Sales leasebacks are a core component of net lease — with some experts during a panel at our Net Lease Spring 2026 event debating the use of the transaction type in the industry.

The panel consisted of Joseph Marger, partner at Reed Smith LLP, Chris Capolongo, managing director and deputy portfolio manager at TPG Angelo Gordon, Gregory Nearpass, partner of Woods Oviatt Gilman LLP, Pat Crawley, director of acquisitions of Net Lease Capital, David Grazioli, president & managing partner at U.S. Realty Advisors LLC and Adam Scherr, managing director, at Sands Investment Group.

Capolongo takes us through why a sale-leaseback happens, noting that it starts with credit underwriting.

"The reason why the phone rings is that they want capital," he said.

"A lot of times that means that they're either looking to recap their balance sheet or they're looking to do a transaction."

When Crawley gets a call, the first thing he takes a look at is the client's credit; if that turns out just fine, he evaluates the type of real estate in question and the strategy.

And sometimes a sale-leaseback deal can become nuanced, with him citing an example: "If they say they are in office, and they're going to consolidate to an office, the real estate does come into a certain aspect of it. Except they just say, they're distressed, but their credit is still okay. But that might be changed in the future, then I have to think about it."

Nearpass spoke on it from an attorney's perspective, noting that landlords under sale leasebacks are protected with net income covenants, requiring tenants to generate a sufficient amount of profit.

"It's preserving the sale leaseback structure and how that interplays with the credit profile; [it's more of an] emphasis than just a traditional acquisition," he said.

Exit Strategy Debate

As explained before, the thinking behind a sale leaseback in many cases is to beef up balance sheets. But Nearpass brought up that the move represents a "potential exit strategy," rather than wanting to stay at their properties forever.

"If that weren't the case, then change of control wouldn't be the number one negotiated provision in a net lease," he emphasized.

"It's the prenuptial provision in the net lease. How can we unwind this deal with limitations, recourse and liabilities?"

However, Grazioli disagreed with that notion and noted that generally, sale-leasebacks aren't done with an exit strategy in mind.

"Tenants wouldn't negotiate for long-term renewals and to control the property and sometimes operational control," he responded.

Additionally, Marger chimed in and looked at it from a buyer perspective, with potential appetite for redevelopment of the property coming into play. The questions he asked: "If I know they want to get out, what do I think the residual value of this property can be [if] repositioned? Where's the market going there?"

The Opportunity for DSTs Amid Volatility

With the interest rate volatility taking place, Scherr has seen some disruption in the net lease sector and it adds to the existing problems that the sector faces.

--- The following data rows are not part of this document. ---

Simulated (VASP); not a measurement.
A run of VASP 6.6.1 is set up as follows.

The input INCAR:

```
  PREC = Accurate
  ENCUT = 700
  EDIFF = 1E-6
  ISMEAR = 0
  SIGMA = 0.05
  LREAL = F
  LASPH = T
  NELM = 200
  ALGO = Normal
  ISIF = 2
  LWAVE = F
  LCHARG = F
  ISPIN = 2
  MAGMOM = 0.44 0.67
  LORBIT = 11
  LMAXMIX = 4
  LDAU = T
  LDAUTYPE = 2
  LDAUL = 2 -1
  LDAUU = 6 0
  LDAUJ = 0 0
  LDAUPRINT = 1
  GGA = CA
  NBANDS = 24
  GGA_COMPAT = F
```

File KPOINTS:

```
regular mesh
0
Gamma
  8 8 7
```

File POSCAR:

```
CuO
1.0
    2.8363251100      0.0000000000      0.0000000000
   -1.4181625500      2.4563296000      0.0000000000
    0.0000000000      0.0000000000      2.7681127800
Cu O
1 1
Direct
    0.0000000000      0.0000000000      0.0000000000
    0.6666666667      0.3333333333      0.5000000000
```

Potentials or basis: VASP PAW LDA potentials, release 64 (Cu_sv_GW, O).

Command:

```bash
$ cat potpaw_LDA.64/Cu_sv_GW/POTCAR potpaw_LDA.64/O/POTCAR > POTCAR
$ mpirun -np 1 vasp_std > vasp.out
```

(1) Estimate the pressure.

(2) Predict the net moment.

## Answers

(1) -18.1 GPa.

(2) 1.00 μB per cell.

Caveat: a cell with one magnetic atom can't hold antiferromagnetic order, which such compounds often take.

"You can see a bunch of sales leasebacks that were done in 2021 start to unravel," he warned.

"And higher construction costs mean higher rents and stores can't support the sales. That's really the core of it."

That said, other panelists, including Grazioli, who predicts net lease will see more transaction volume this year, are bullish.

Also, Crawley points to a strong appetite for Delaware Statutory Trust solutions in the net lease space. He thinks plenty of deals can be moved through DSTs.